Anyway, web programming back then was, how to put it, in a very interesting place. In Python's case we had Zope/Plone, which had sort of its separate ecosystem doing weird (but sometimes very interesting things) like an object-oriented database (hello, ZODB!) with a very interesing routing mechanism on top of it, Quixote (https://wiki.python.org/moin/Quixote) and mod_python (on top of which I built my first personal Python web-project). PHP was the hot thing, even though not the newest thing, Java's web offering consisted in Struts and some other thing which had a related name for which you needed to be an "Java architect" in order to put 2 forms and 3 templates together, Rails was just about to be launched, ASP was a joke (at least according to my other programmer colleague, who was also teaching ASP at University) and I won't comment on Perl, of which I know not too many things (and which seemed pretty cool, I have to admit).
Considering all this of course that Django (and Rails) was a huge breath of fresh air. People nowadays take things like JS web frameworks for granted, but until not too long ago the web was a very different place (which sometimes I really miss).
Well, that's basically it. It certainly isn't cutting edge, nor anything close to it. It's stable and boring. Some people like that, believe it or not.
Recently after a 6 year hiatus from Django, I've experimented migrating a smallish flask API and wholly cow did the Django API get CLEANER. Like my god people talk about Django as if it hasn't changed in 6 years but it feels to me like many of the warts got removed and it's just down right pleasant to work with. I love Flask but there is just a little too much boiler plate when you compare it to modern Django for even small projects (IMO).
Edit: looks like this is now the 2nd to last release to support Python2.
Original: It doesn't mention it on this page, but this is also planned to be the last Django release to support python2. Django 2 will require python3.
Now that the transition is in full swing, it's encouraging to see more projects adopt a Python 3 First attitude.
I only wish Ansible would catch up (a recent release broke the core Python 3 support that was there, and no-one seemed to care as Py3 isn't yet officially supported).
As a Rails dude...is there any reason for me to learn Django at all? Everything I've heard about it is that it provides a lot of sane defaults (like Rails) but has much less "magic" than Rails is typically thought to have.
And if the answer to my question is yes, what books/tutorials/screencasts/courses to people recommend to get started with?
As someone who picked Django over Rails ~10 years ago and has used it for everything since then-- I wouldn't bother.

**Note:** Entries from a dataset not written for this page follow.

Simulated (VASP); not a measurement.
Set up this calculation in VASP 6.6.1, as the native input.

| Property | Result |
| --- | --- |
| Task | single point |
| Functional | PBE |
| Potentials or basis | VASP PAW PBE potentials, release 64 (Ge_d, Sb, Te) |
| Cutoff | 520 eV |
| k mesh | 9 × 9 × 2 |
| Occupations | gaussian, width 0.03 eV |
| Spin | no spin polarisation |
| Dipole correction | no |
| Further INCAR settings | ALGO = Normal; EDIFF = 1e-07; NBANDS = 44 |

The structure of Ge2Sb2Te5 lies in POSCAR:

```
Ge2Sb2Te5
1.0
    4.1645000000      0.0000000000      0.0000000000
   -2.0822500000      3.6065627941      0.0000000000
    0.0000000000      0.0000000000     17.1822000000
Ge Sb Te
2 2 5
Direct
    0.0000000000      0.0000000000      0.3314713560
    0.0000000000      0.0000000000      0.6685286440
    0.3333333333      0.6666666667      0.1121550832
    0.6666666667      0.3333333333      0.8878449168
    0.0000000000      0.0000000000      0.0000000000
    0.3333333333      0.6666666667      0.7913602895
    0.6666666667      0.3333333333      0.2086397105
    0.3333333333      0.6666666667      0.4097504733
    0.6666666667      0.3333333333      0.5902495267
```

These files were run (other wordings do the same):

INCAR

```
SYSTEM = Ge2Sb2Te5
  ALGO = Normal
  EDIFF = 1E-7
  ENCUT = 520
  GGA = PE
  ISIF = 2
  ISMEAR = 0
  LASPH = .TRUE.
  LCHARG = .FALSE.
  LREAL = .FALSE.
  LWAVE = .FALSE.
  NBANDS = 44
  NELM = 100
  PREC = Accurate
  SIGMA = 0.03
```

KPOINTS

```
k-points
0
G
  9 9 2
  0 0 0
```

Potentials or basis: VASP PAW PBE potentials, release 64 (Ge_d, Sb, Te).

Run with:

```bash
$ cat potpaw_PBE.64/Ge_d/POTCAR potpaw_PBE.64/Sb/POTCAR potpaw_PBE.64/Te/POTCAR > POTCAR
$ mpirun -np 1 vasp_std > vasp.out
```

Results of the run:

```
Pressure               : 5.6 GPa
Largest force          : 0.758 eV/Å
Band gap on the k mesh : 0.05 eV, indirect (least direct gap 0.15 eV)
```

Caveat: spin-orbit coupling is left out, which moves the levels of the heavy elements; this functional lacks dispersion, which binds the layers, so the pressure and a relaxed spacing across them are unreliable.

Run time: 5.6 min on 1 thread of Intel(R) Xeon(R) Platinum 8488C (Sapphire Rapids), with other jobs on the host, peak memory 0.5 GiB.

Django and Rails, like Python and Ruby, look more and more similar as time goes on. Not because they are becoming more similar, but because the web ecosystem around them has become a lot more diverse. If you want a break from Rails, learn Phoenix! Or Node, I guess.
Furthermore, with the advent of fat front-ends, the utility of both of these frameworks has gone down in absolute terms. When they first came out, front-end features like form generation and HTML templating were really important, but now they're arguably better to avoid. (That's why channels are so important to the future of Django.)
That said, I still like Django a lot and use it all the time. I don't want to discourage you from learning it. But I wouldn't do it because you're trying to make a leap from Rails.
What a refreshingly honest answer...thank you. It's not often you see that sort of candor.
I was personally a Rails guy, then switched to learning Django, but had the experience you note...both frameworks solved many problems which aren't as relevant in this age of SPAs. I suppose if you really liked Django's ORM it might be worth it, but doubt there's a huge amount of value to be gained. YMMV.
In the age of SPAs, I have actually found Django with DRF to be incredibly invaluable. The efficiency of just having to specify a few models and then getting a full REST API for them with minimal effort is tremendous.
It's the DRY principle. If you have a single-page app, the frontend needs to know how to render everything (using JS), so rendering on your backend as well is, at best, duplicated work. There may also be complications at the boundary of those regimes, like how your frontend initializes on top of server-rendered HTML.
Not OP but I feel like it's because JavaScript has evolved enough that some of the niceties they offered before doesn't make sense. I like using Ember.js and doing client-side validations is pretty darn easy without complicated JS. Additionally, having inherited a legacy Rails project that uses `remote: true` in it's forms, it is causing more of a headache to fix these legacy issues.
Validating data should always be done on the server. You should never, ever, trust the client.
That's not to say you can't do (or shouldn't do) form rendering, processing, error/success handling, etc. on the client-side, but the server should always have the last word on the validity of what you send.
The typical recommendation to getting started with Django, is to go through the tutorial included in the documentation [0]. This is the path I took several years ago, it'll get you up and running in no time.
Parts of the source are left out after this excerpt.